Vertica Appliance Puts Data Warehousing in the Cloud

With turnkey deployability and enterprise scalability, officials say Vertica-on-the-Cloud is a quick, painless, and inexpensive way to get into data warehousing

One of the most fascinating aspects of the data warehousing (DW) appliance segment is its sheer diversity, which makes a vendor's ability to distinguish itself vital. Vertica recently explained what gives it the edge: its ability to run on the distributed computing "cloud."

The "cloud" is one of computing's hottest trends. The term connotes a way to distribute computational power. Co-founder Andy Palmer stresses that on-demand data warehousing doesn't get much easier -- or more scalable -- than Vertica running on top of Amazon's EC2 service.

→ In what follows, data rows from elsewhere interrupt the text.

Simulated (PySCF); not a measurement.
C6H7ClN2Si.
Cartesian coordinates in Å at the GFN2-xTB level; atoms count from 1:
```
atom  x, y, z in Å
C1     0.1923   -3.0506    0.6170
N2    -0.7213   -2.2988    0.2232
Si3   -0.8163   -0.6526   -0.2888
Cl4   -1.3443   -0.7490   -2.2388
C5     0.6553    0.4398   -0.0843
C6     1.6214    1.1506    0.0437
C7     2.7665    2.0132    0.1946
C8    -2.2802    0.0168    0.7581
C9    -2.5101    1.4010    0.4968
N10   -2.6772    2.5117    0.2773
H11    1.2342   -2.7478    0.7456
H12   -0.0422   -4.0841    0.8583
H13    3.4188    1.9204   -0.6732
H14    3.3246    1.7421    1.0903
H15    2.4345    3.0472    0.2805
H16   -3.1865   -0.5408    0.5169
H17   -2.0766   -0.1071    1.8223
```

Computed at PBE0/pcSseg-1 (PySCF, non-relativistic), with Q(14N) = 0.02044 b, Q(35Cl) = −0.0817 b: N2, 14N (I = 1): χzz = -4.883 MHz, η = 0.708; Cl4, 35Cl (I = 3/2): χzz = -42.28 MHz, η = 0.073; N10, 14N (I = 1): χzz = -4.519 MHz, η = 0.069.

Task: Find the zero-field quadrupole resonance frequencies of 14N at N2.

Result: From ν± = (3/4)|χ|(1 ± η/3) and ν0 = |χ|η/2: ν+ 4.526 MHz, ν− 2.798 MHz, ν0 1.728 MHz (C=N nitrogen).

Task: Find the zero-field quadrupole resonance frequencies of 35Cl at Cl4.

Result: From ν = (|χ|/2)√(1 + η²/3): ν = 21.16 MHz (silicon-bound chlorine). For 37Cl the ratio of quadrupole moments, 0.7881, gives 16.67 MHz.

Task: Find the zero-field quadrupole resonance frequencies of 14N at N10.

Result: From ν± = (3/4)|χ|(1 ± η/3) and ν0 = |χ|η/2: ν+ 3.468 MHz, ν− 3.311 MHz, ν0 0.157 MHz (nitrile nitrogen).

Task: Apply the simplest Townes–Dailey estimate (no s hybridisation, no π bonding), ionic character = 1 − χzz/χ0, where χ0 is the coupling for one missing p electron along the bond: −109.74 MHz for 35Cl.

"The way that Vertica was designed was to operate natively on this grid kind of computing architecture. For us, our customers were looking at various deployment options. One of the things that was really incredible to us was how seamless it was to operate on the commercial offerings that have become available. We've been working on Amazon for quite a while, and what we found was that the way Vertica was fundamentally designed was to run on a cloud, so we see very little difference in running on the cloud versus running [on-premises] in an enterprise data center."

Back in the day, "grid computing" was a comparatively tough sell, at least for many bread-and-butter enterprise applications, where it was sometimes dismissed as a really cool technology solution in search of a market.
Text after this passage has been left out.